ENG IIICR: Prerequisites include English I/IH and II/IIH or MAPS

This career readiness class focuses on understanding the role literature plays in the lives of conscientious citizens. A typical unit in this course includes both fiction and nonfiction reading selections, media study, poetry, comparing across genres, vocabulary and grammar instruction, speaking and listening, writing and preliminary research, and assessment practice according to the standards which have been aligned with the Common Core State Standards to build and reinforce literacy-based life skills. Students will be guided and supported through the creation of career documents, such as resumes, job applications, cover letters, summaries, technical manuals, etc. This is not a college-prep class and therefore students who attend college with this class on their transcripts will need to take remedial college English classes.
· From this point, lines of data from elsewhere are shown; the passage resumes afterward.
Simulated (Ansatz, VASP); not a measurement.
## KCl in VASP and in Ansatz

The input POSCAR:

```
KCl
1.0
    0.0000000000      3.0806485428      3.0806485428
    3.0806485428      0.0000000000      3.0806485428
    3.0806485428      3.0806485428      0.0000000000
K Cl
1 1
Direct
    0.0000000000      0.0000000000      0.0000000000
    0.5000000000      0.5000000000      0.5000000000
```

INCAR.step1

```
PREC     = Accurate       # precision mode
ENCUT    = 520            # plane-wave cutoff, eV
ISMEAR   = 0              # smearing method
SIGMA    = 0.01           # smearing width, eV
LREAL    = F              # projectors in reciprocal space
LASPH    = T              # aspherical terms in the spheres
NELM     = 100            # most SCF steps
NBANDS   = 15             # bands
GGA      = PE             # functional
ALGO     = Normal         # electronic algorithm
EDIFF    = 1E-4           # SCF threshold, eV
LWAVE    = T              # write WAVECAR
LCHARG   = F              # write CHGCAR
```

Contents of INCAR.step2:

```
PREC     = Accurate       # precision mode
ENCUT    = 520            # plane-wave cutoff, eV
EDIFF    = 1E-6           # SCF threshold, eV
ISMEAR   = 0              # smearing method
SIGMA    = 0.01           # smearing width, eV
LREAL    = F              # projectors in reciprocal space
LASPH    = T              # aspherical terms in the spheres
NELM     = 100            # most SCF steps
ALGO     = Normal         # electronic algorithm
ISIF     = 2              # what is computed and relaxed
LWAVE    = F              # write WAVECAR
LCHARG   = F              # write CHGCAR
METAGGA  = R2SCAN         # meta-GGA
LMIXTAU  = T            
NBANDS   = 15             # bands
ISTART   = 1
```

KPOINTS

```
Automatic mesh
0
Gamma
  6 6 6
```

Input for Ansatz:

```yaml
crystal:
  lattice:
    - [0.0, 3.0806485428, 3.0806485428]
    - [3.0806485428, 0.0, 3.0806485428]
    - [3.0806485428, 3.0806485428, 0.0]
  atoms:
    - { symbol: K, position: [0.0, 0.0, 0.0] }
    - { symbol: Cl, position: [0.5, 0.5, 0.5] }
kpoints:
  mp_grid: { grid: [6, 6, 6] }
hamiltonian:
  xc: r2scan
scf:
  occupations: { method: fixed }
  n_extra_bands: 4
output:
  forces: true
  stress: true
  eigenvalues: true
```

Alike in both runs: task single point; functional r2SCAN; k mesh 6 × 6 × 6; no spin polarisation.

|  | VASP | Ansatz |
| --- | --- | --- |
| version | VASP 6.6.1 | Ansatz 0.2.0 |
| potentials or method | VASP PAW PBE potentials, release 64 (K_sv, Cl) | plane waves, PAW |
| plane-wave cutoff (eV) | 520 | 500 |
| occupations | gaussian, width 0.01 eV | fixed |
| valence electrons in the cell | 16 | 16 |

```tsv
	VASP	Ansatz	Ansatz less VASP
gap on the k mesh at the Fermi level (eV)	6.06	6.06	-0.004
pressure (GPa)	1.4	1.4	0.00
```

ENG IVCR: Prerequisites include English I/IH, II/IIH, III/IIICR or MAPS

This career readiness class focuses on understanding the role literature plays in the lives of conscientious citizens. A typical unit in this course includes both fiction and nonfiction reading selections, media study, poetry, comparing across genres, vocabulary and grammar instruction, speaking and listening, writing and preliminary research, and assessment practice according to the standards which have been aligned with the Common Core State Standards to build and reinforce literacy-based life skills. Students will be guided and supported through the creation of career documents, such as resumes, job applications, cover letters, summaries, technical manuals, etc. This is not a college-prep class and therefore students who attend college with this class on their transcripts will need to take remedial college English classes.

Introduction to Journalism: No Prerequisite

This course focuses on the language arts skills necessary to write comprehensive journalistic articles using a variety of writing styles. Students will incorporate photography and news writing for publication in the school online newspaper and yearbook. Students will also learn a variety of publishing related skills such as marketing and advertising, distribution, and interviewing. This is a general elective 2-credit class; this is not an English elective class.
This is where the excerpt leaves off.